We Give Books–pick a storybook, book displays. Page through the book as a read aloud. Finish the book, click to donate a copy to a charity (you choose). Create account. Go from there. Easy easy easy. Pro, expands your library. Con: requires flash so can’t read books on the ipad. Give it a test run, I’m sure they will work around the ipad problem, this is a natural fit for a tablet.

 This is an empowering, well done site.

Browsing We Give Books Facebook albums to see books reach their destinations. Incredible!

Does your child like logic, puzzles and mystery?

Fin, Fur and Feather Bureau of Investigation is for the 8-13 year old. I like this site because it helps you acquire skills in internet research, critical thinking and covers a wide range of topics. The writing is so good, it was Webby Award nominated. It’s funny and weird. Kids dig it. For older kids (13) check out Ruby Skye PI, Smithsonian Museum of American Art Meet me at Midnight is another mystery with an art history twist!

My guilty pleasure: Harry Potter

My personal favorite: Pottermore,  an interactive, illustrated companion to the books. J.K. Rowling wanted to create a site where her stories could live on and where readers could explore them in a new way. In addition to discovering new material from J.K. Rowling about Harry’s world, you’ll be able to interact with key story Moments (the Sorting Hat sequence, for example) and upload your own comments, thoughts and artwork.
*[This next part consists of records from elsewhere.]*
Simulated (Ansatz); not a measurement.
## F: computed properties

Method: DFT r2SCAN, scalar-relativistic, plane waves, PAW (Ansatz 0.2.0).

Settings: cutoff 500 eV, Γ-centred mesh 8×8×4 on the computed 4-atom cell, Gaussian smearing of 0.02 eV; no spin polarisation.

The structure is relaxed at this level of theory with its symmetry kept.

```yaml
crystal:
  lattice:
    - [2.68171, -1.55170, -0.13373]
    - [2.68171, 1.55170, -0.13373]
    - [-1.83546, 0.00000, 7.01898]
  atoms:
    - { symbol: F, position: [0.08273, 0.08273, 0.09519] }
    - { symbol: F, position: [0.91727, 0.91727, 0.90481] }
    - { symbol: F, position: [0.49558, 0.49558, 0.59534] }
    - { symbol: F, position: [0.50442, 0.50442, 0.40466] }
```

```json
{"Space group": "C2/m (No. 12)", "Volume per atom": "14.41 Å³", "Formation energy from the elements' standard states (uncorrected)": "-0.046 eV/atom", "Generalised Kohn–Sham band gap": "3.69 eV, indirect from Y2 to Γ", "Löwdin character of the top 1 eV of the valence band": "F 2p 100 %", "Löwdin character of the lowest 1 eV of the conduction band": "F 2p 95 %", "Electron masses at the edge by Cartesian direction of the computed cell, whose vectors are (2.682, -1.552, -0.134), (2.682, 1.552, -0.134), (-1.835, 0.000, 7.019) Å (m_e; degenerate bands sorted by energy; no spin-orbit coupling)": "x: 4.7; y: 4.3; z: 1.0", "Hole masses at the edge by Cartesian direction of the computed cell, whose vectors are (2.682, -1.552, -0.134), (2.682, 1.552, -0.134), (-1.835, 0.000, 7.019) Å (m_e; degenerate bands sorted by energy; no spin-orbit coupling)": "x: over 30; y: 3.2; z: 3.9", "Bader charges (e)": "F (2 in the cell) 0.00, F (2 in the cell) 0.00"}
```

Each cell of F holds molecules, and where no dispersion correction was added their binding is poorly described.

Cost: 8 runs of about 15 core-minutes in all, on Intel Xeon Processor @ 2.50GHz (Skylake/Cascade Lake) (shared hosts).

Get to know the kid’s reading resources at Changing Hands, the best independent bookstore in the Phoenix area

A 21st century reader makes connections with the community, both locally and globally. Reach out to your local independent bookstore and become a part of the community. Sign up for the emails, go to the events, contribute to the conversation. Engage, produce, communicate. write to your favorite author, create fan fiction, put yourself out there.  Summer is a the time to create content for your e-portfolio, write reviews or create lists on sites like Shelfari or Goodreads. What are you reading this summer?